Where does buck stop?

For too long, Prime Minister Stephen Harper clung to the mantra that there was “no evidence” that Canadian troops ever put detainees in harm’s way by handing them over to the Afghan security forces.

There was evidence, of course. And thanks to Chief of Defence Staff Gen. Walter Natynczyk, who ordered a probe into a case that caught him flat-footed late last year, we now have a glimpse of the risks.

On June 14, 2006, Canadian troops, who believed that Afghan forces often “beat the hell” out of captives, nonetheless turned a Taliban suspect over to an Afghan police unit that one of our men described as “wing nuts … garbage.” The Taliban had just mutilated members of that same unit. The Canadians were worried enough to photograph the man. And indeed the Afghans began “slapping him around” even as the Canadians drove off. Later that day, alerted to “indicators of ongoing assault,” our military police rescued him. By then he “had obviously been beaten.” Despite all this, the military inquiry, which reported last week, has an innocent explanation for everything.

Investigators didn’t fault our troops for giving Afghan “wing nuts” a prisoner. Nor for failing to report the case as a “detainee” affair, which it was. Apparently, our forces regarded the suspect merely as a “person under control.” By not reporting the case as a detainee matter, they insulated “commanders at all levels … from full, or in some cases any knowledge of the incident.” What happened in Kandahar stayed there.

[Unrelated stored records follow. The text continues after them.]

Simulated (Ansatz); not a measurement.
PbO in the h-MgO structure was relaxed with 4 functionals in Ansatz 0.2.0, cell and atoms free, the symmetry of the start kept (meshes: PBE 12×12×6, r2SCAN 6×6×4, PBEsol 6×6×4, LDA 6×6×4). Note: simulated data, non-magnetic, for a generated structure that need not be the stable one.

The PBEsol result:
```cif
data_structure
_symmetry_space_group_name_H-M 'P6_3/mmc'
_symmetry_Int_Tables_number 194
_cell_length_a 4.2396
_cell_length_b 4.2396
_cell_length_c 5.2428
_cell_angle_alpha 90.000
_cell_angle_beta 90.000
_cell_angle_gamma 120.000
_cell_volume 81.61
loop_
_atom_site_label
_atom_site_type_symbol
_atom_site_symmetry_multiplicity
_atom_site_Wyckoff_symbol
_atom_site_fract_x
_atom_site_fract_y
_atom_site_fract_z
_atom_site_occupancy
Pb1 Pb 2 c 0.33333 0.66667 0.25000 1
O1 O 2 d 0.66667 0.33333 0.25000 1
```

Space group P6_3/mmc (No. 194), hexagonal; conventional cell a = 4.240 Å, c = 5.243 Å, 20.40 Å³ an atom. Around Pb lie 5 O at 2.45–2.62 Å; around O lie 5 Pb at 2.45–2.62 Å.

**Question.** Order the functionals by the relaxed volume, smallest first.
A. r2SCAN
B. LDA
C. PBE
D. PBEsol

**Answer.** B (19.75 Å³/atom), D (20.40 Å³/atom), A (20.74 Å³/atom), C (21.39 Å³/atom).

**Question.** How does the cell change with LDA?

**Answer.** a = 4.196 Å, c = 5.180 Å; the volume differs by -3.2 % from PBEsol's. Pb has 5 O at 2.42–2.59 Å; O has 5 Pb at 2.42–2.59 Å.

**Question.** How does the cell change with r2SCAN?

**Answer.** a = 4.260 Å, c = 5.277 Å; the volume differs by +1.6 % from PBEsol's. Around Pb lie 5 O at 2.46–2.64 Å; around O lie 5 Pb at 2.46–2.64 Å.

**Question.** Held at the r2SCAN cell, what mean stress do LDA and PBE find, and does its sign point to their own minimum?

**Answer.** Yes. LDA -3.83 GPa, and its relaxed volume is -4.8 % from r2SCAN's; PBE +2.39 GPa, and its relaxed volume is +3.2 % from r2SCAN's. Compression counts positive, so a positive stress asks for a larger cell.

The probe did express “significant concern” that war diary records, phone, radio and chat logs, situation reports and patrol reports for May 13 to June 17 “could not be located.” But no fault there, either.

The picture that emerges is not reassuring. Canadian troops expose a detainee to abuse, scramble to save his life, fail to alert the brass, and lose the paper trail. Then after it all comes to light, a military probe concludes the buck doesn’t stop anywhere.